When organisations plan new grant management systems, one question surfaces time and again: should we buy a proven solution, or build one on existing platforms?

Clear policy direction

Governments across Europe have set out strong guidance on this choice. In the UK, the Technology Code of Practice emphasises buying commodity software where it exists, and only building bespoke solutions when there is a clear need. EU and national digital strategies take a similar stance, highlighting interoperability, standards, and cost-effectiveness.

Why build is tempting

With platforms such as Microsoft Power Platform, Oracle Fusion, Workday, SAP, or ServiceNow already in place, building grant processes onto them can appear attractive. These platforms are licensed, widely adopted, and marketed as low-code environments that promise speed and flexibility.

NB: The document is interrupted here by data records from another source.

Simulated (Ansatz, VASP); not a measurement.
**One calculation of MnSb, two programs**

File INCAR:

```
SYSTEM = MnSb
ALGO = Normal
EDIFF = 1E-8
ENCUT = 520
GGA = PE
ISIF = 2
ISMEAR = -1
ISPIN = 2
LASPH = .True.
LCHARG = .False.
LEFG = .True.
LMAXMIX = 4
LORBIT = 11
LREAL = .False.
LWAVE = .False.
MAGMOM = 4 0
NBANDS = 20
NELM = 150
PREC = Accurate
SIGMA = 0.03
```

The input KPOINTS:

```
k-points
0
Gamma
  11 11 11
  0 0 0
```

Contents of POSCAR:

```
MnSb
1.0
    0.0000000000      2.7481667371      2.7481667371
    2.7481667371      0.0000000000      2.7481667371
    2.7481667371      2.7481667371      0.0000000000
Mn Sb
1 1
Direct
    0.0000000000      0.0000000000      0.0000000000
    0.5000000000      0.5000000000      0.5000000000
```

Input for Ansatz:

The challenges of building

But experience shows that extending enterprise platforms into full lifecycle grant management brings risk:

  • Complex governance and release management overheads
  • Weaker user experience for external applicants and reviewers
  • Projects that grow in scope and cost over time
  • Gaps in meeting the sector-specific compliance and audit needs of funders

The case for buying

Specialist GMS platforms like AIMS are built for the complete grant lifecycle — from call design and application, through review and award, to payments and monitoring. They deliver quicker implementations, lower long-term risk, and sector-specific functionality out of the box.

Not buy or build, but buy and align

Buying doesn’t mean abandoning platforms. The right approach is often to buy and integrate: adopting a specialist GMS as the system of record for grants, while aligning with enterprise finance, HR, and analytics systems already in place.

AIMS’ position

With over 30 years in the grant management market, AIMS combines the strengths of a proven, configurable solution with the ability to align to broader digital strategies. For funders, this means:

  • Confidence in a system designed for grants
  • Flexibility to configure to unique programmes
  • Alignment with enterprise IT investments
  • Compliance with UK and European digital standards

For organisations weighing buy vs build, the evidence and policy direction point the same way: buy and align. And AIMS is designed to deliver exactly that.